Worries Grow About Indonesia

U.S., IMF Officials Fear Unrest Could Spell Financial Trouble for Asian Neighbors.
By Paul Blustein

A nightmare scenario about Indonesia is haunting the Clinton administration, the International Monetary Fund and other policymakers around the world. Discontent in the island nation over soaring food prices and joblessness, they fear, could engender an explosion of violent unrest that would frighten investors in neighboring economies and cause the entire Asian financial crisis to deepen anew.

The nightmare was invoked yesterday by Indonesian Finance Minister Mar'ie Muhammad, who virtually dared the IMF to pull the plug on its rescue of his country, the world's fourth most populous. Administration and IMF officials have indicated this week that Indonesia is in danger of losing access to its $43 billion international bailout because of President Suharto's failure to implement economic reforms.

In a statement, Mar'ie warned that if the IMF withholds or delays the $3 billion loan installment scheduled for mid-March as some officials have predicted, it "will not only adversely affect Indonesia but . . . will have a negative impact on efforts to strengthen and to stabilize currencies in Southeast Asia."

Mar'ie's statement, though couched in promises to iron out differences with the IMF, raised the stakes in the looming showdown between Jakarta and Washington over the terms of the international rescue. Clinton administration and IMF officials responded with carefully worded statements aimed at averting further escalation without retreating from demands for reform.

"We want very much to see Indonesia succeed by taking the necessary steps," said Deputy Treasury Secretary Lawrence H. Summers. "Evaluating their progress, and judgments about timing, are up to the IMF." An IMF spokesman said while the fund hoped to make a "speedy" decision on the loan installment "as soon as the basic conditions are met," IMF procedures would force a delay until at least April.

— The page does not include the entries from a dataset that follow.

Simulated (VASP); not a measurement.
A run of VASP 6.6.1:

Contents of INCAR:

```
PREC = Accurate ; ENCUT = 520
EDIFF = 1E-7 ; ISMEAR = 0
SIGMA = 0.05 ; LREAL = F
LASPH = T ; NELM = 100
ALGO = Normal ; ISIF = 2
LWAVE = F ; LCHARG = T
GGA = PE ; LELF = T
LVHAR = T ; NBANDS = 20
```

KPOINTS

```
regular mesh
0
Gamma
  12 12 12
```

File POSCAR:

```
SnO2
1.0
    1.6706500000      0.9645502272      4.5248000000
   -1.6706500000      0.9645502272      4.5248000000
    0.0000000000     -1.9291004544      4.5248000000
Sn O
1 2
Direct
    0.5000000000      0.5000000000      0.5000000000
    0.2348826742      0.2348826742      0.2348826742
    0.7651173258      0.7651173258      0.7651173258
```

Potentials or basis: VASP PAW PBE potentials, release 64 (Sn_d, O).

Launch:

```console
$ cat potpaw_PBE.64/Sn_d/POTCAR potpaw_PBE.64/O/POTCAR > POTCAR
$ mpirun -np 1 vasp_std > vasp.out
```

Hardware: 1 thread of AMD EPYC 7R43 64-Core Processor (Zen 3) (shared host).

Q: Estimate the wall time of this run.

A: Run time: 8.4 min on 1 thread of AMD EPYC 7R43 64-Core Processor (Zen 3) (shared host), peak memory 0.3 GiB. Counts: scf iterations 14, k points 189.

Privately, administration and IMF officials acknowledge the risk that turmoil in Indonesia could drag down the economies of countries such as Thailand, Malaysia and the Philippines, which have staged fragile recoveries from their own crises.

Indeed, Washington has quietly started to help Thailand build its defenses against a new financial conflagration, though officials are careful to avoid saying the moves are specifically designed as a firewall aimed at containing Indonesia's problems.

In innocuously worded statements this week congratulating Thailand for receiving an additional installment of its $17 billion bailout, IMF Managing Director Michel Camdessus and U.S. Treasury Secretary Robert E. Rubin included pledges that Bangkok could obtain even more money if necessary.

An IMF spokesman said the statement wasn't related to Indonesia. But admitting that the fund doesn't normally make such open-ended pledges of more money, he said, "These are not normal times. In the case of Mexico, for example, we did not have a regional crisis of the same order that we do in Asia."

In a sign that worries about contagion are well-founded, Southeast Asian currencies and stock markets sank yesterday following a 10.5 percent plunge in the Indonesian rupiah Thursday and another sharp slide Friday that reversed late in the trading day. The rupiah closed at 10,500 per U.S. dollar, about three-quarters below its value last summer.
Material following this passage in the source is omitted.